Tuesday, July 7, 2009

Rekindling memories

Come November 3, it will be 30 years since my first story was published in the Malay Mail, which I wrote as a stringer.
It was a story on ex-national soccer player Yip Chee Keong who was playing his trade in Hong Kong (left). I was in Hong Kong with the New Straits Times soccer team for the then Inter-Media Quadrangular Games - NST, Straits Times Singapore and South China Post. I met Yip, who was playing for South China FC, after a crucial First Division match against Bulova.

When I returned home, I wrote a short piece on Yip's stint in Hong Kong and the byline given for the story was T. Mariadass. by the late Francis Emmanuel, who went through my story.
Although, I had asked for Tony Mariadass as my byline, Francis had given me bylines such as Tony Mariasoosai, Anthony Mariadass and A. Mariadass as well as T.Mariadass.

Giving different bylines was normal with Francis, especially with newcomers on the desk, so that he and the rest on the guys on the desk could have a good laugh over tea the next day. But after one year of writing, dear Francis, let me off the hook as he had found a "new victim".

Coming back to meeting Yip in Hong Kong. It was the first time I was meeting him and being a rookie, I was having cold feet speaking to him.

But five years later, when Yip returned to Malaysia and played for Kuala Lumpur for two seasons, we became good friends and shared some great moments.

Since Yip stopped playing for KL in 1985, I would bump into him occasionally, but hardly had time to stop and talk.

But last Friday night, when Yip turned up at the inaugural International Footbal Club (IFC) Ruby Nines tournament draw on Friday at the Home and Away Cafe & Bar at Desa Sri Hartamas, we spent time talking about the good old days. At the draw, there were also other ex-internationals like Ho Hon Seong (IFC captain), Chow Siew Yai, Khan Hung Meng, M. Kalimuthu (double international - soccer and hockey), midfield maestro Wong Choon Wah, Kua Kim Lai (Singapore's 1st National captain) and K. Kannan.

The conversations certainly kept flowing.
Yip Chee Keong receiving a souvenir from R. Ravindran, Carlsberg's Senior Key Account Manager. All ex-internationals present at the Victory Dinner were presented with the souvenir as a token of appreciation.
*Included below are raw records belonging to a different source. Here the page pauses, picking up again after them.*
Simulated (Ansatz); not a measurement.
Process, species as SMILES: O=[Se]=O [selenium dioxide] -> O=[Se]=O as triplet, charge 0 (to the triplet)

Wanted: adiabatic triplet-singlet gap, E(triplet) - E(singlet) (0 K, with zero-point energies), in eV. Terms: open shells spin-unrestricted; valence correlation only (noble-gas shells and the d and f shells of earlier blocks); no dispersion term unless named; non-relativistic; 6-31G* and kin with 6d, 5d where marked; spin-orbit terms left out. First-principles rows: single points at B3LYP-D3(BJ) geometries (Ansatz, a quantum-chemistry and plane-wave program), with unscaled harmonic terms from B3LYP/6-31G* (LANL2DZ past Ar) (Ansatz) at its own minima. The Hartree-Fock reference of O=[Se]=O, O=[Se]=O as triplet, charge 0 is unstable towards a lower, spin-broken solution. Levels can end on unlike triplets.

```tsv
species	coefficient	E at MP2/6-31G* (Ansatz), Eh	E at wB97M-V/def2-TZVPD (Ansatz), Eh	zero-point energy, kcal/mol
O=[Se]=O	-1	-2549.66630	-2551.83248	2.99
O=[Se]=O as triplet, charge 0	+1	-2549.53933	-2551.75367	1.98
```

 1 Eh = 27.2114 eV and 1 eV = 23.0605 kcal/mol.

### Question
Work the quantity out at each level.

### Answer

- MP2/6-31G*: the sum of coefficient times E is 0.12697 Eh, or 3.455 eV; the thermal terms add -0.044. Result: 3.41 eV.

The Cool Dane acts as a cooling agent on a hot Saturday afternoon at Club Aman as (from left) Chin Aun, Santokh, Ravindran and Yip discuss Malaysian football.

And on Saturday night at the Victory Dinner of the tournament at Club Aman, Yip was there again and we had a merry time. Other internationals who turned up at the field or dinner on Saturday included Datuk Soh Chin, Santokh Singh, Chong Chun Yun, Chen Wooi Haw, Looi Lun Teck, A. Jayakanthan, Kamarulzaman Yusof and Yap Kam Choon.

For me, it was blast from the past and I thoroughly enjoyed myself meeting all these players whom I had interviewed at one time or other.

Spending time with Yip, certainly brought back memories of how I first started off my sports journalism career.

For those who cannot place Yip, the midfielder cum winger has the rare distinction of making his international debut in the 1976 King's Cup tournament in Bangkok even before playing for his State (then Selangor) in the Malaysia Cup competition.

The 54-year Yip, who still looks trim and fit, except for his white moutache, has played in the President's Cup in Seoul, the World Cup preliminary rounds, the Sea Games and Merdeka tournament.

Yip rose to prominence through his club - Hong Chin from Brickfields - left to play professional soccer in Hong Kong in 1978. He was among the higher paid players in Hong Kong where he earned RM$2,000 per month and bonus ranging from RM200 to RM600 - certainly pittance compared to what Malaysian players are earning locally now.

But Yip's playing quality and determination to be a top player was very much above current players. Maybe that is why our soccer standards then was something to shout about?

To earn RM2,000 and become a professional player, Yip had to uproot himself from his family and make sacrfices - a quality which is missing these days although Malaysian local players earn anything from RM3,000 to RM15,000 (although the FA of Malaysia caping of salaries is at RM8,000)

To Yip, thanks for rekindling memories for me. Looking forward to our next meeting.


rizal hashim said...

Great stuff, your reminiscent piece. Now who became the victim of funny bylines after you? I didnt know they did that on purpose...

tony mariadass said...

The funny byline stuff was a trademark of our dear late Francis. It was not really a case of victim, but just purely Francis way of ragging the new reporters. I think among those got different bylines include Leon Lim, the late C.Navaratnam. Sadly, Francis passed away 8th January 1984, so did the pranks. God bless him and may his soul rest in peace.